Specifically, three studies were conducted, which resulted in refinements to DCA content that were released as Versions 6.0 and 7.0 of the DCA. The first study established the DCA’s content validity, that is, the extent to which the DCA represents all facets of the constructs comprising district-level implementation capacity. The analyses from the first study resulted in Version 6.0 of the DCA. The second study established the DCA’s internal structure, or the relationships among the items compared to the constructs being measured and how well the items measured the same construct. The analyses from the second study resulted in Version 7.0 of the DCA. The third and final study assessed how the results of the DCA 7.0 varied over time, thus establishing the instrument’s test–retest reliability.
Test Content and Response Process Validity Study
Method
Participants
The researchers recruited 56 individuals via email to request their participation in the DCA content validity survey. Thirty-four experts completed the survey, yielding a 57% response rate. Participants included (a) researchers with at least one publication in the area of implementation science (n = 2); (b) state or national technical assistance providers for implementation of effective EBPs (n = 21); and (c) district practitioners directly involved in training or coaching of district teams (n = 11). An additional four individuals were recruited with varying viewpoints to assess the response process or the fit between the items and the process engaged in by those using the assessment. Efforts were made to select individuals with differing roles in supporting district implementation or various levels of experience in using previous iterations of DCAs. Roles represented by the four additional participants included administrator, school psychologist, and Multi-Tiered System of Support (MTSS) Coordinator. This sample also met standards set by Virzi (1992) regarding number of participants necessary within a response process study.
Measures
A test content validity survey was created to gather feedback related to the DCA. Participants were invited to complete the survey through a secure online survey program.
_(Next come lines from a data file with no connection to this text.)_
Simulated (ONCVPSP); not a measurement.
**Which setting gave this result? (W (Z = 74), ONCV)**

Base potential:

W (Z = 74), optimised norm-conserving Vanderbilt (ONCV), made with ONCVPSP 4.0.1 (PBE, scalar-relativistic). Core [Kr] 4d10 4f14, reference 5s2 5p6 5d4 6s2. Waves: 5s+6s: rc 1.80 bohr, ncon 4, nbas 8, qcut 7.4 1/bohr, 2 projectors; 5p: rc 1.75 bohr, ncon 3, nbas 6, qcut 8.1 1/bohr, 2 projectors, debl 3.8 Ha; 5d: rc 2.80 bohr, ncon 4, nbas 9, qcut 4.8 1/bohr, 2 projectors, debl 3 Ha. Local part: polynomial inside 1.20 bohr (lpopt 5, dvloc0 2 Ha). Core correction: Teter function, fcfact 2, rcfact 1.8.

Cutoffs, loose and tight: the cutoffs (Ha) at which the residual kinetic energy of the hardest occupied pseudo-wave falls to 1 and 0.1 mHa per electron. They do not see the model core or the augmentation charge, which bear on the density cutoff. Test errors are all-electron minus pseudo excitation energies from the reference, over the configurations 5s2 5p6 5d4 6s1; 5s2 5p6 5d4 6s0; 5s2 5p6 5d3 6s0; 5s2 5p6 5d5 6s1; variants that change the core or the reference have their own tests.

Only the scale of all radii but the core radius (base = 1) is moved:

The survey was presented in four separate sections to organize the responses and to give natural breaking points for participants as they responded. All components of the assessment were included within the content validation, including instructions, response formats and response scales, relevance, and representativeness, along with probing respondents to share what inferences can be drawn from the information gathered after the assessment has been completed (Haynes et al., 1995).
In the first section, participants were asked to consent to participation requirements and to read through the entire DCA. While reading, participants were asked to propose changes directly within a Microsoft® Word® document of the DCA using track changes. Participants were taught through video demonstration how to denote questions, suggestions for rewording, re-ordering, and any other comments. Results from track changes were used as a companion to the subsequent quantitative data collected.
The second segment of the survey asked participants to rate each item’s attainability and importance on a 3-point scale (i.e., 3 = Very, 2 = Somewhat, and 1 = Not at All). Three Content Validity Index (CVI) scores were calculated for each item. First, the number of experts who rated an item as very or somewhat important was counted for each item. Next, the number of experts who rated an item as very important was counted for each item. Finally, the number of experts who rated an item as very attainable was counted for each item. Each sum was divided by the total number of experts to calculate the three CVIs for each item. The overall CVI for the instrument was determined by averaging the CVI for each item. A CVI of .80 or higher is recommended for new assessment measures, and items below .80 should be examined for revision (Davis, 1992). Participants were also asked to select five items they identified as representing the most important aspects of district capacity.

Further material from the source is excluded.